King prattled his way through this opening: “Tonight, want to find true love, make more money, have the life of your dreams? Then think about it. That’s right. The power of your thoughts can improve your life. Sound unthinkable? Well, science says there’s something to it, so engage your brain for an amazing hour that could transform your world and help you live happily ever after.”

And the first question goes to an everything-is-energy-and-vibration authority named James Ray, famed for his “Law of Attraction.”

Which is what?

Answers Ray: “The law of attraction says when you’re in a certain vibration you’re going to attract to you that which you’re in vibration or harmonic vibration with”—and they’re off, en masse, host and hosted, to live happily ever after, or at least for the next hour, pontificating about how to think yourself into a frenzy of continual bliss.

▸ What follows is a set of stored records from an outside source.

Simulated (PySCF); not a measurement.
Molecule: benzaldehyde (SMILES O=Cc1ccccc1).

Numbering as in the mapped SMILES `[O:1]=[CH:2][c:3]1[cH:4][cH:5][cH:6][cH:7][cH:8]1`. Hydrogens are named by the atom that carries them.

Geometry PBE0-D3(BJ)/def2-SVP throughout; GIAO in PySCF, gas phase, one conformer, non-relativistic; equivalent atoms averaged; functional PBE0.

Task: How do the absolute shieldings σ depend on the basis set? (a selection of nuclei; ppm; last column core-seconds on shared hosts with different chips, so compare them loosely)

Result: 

I’m being overly cynical. Believe it or not, we brain-function-studies types watch the
think-yourself-happy-happy-happy gurus as closely as most. Because they have outsized followings at the moment in the most advanced of our societies, including the U.S., the U.K., and Europe in particular. In those parts of society where there is surplus wealth, the happiness-is-a-state-of mind cult can flourish. It’s not that most of the followers of the Jack Canfields and Joe Vitales and James Rays necessarily have a lot of surplus wealth. It’s just that they are, at least momentarily, freed of just enough of the grimmer realities of life enough of the time to think that they can have a surplus of wealth, happiness and all else if only they get their vibrations right.

I wish them well … and wellness. But I can’t help but wonder what they would have had to say to people in neighborhoods where my family and I have lived on occasion of the onset of totally unexpected vibrations like these: (1) At 4 in the morning, a 21-year-old inebriated youth fails to make the slight curve at the end of our street, steers his car straight into a tree and dies instantly three doors down from our house. For days, his young friends stop, park, approach the tree, kneel, leave flowers, shout out feelings of hurt, lean on supportive shoulders or pull away angrily and flee. (2) Our next door neighbor was 48. He died a few weeks ago of a heart attack while coaching his son’s soccer game. Our banker said the mother of five was sobbing so hard when she opened the bank account for gifts to the children’s college fund in his memory it saddened the whole bank staff. (3) The son was 29, a life-long sufferer from schizophrenia—and off his meds. He shot his father to death upstairs while his mother fled to hide in a downstairs closet, cell phone in hand. Our teenaged daughter was home alone next door. It happened during a shift change at the police station. It took the cops forever to arrive. Who knows what else might have happened?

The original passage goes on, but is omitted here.